|Current mood:|| depressed|
I'm jealous. I'm so fucking jealous.
Love is hard to come by...touch, comfort...peace. Perfection. None of which I'm allowed to have, apparently. But I have had it, but as you know my source of such feelings signs off every night and then I'm fine, but still...
I IMed her...questioning why she hadn't IMed me. I asked her to call me. I heard his voice in the background...the voice of her Casey. Her love; her lover. So, I withdrew. I gave them the time to do what they want. Then I ask her a typically stupid question...and find out the delay in her response was post sexual activities cuddling. And then she leaves.

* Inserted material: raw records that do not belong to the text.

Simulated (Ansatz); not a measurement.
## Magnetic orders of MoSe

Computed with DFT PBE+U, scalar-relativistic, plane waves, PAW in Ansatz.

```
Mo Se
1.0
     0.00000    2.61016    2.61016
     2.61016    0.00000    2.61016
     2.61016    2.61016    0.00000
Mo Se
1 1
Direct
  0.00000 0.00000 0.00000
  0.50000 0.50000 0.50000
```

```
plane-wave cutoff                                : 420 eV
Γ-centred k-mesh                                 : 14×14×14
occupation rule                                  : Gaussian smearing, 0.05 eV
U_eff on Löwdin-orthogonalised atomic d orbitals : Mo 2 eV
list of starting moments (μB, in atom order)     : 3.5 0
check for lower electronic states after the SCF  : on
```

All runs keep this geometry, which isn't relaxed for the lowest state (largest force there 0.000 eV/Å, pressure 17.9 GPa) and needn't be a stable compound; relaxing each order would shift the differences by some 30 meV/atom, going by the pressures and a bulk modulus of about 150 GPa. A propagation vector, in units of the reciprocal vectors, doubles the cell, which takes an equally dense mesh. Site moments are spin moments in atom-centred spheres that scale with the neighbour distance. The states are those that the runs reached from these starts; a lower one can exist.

And I'm so fucking jealous. Not because she's my ex, that's the least significant thing in the world...but, because she has him, and so near to her, and she doesn't have to spend 300 dollars just for a week, because she can call him and touch him and go out with him and play games with him and he can see on a daily basis how beautiful she is and because they can live together and are planning to and because there's not a million fucking miles between her residence and the other side of the country where he lives. Because I don't have half the chance to stop responding to IMs because I'm with him.
Because sometimes when she doesn't get to be with him for a few days she says she's lonely and she misses him.
Because I'm lonely...all the fucking time. I'm jealous. I'm not impatient, it's not as if I can't and won't wait forever until we can be closer...but, I just wish I had half the chance she does to neglect the rest of the world for her person who means more than anything else.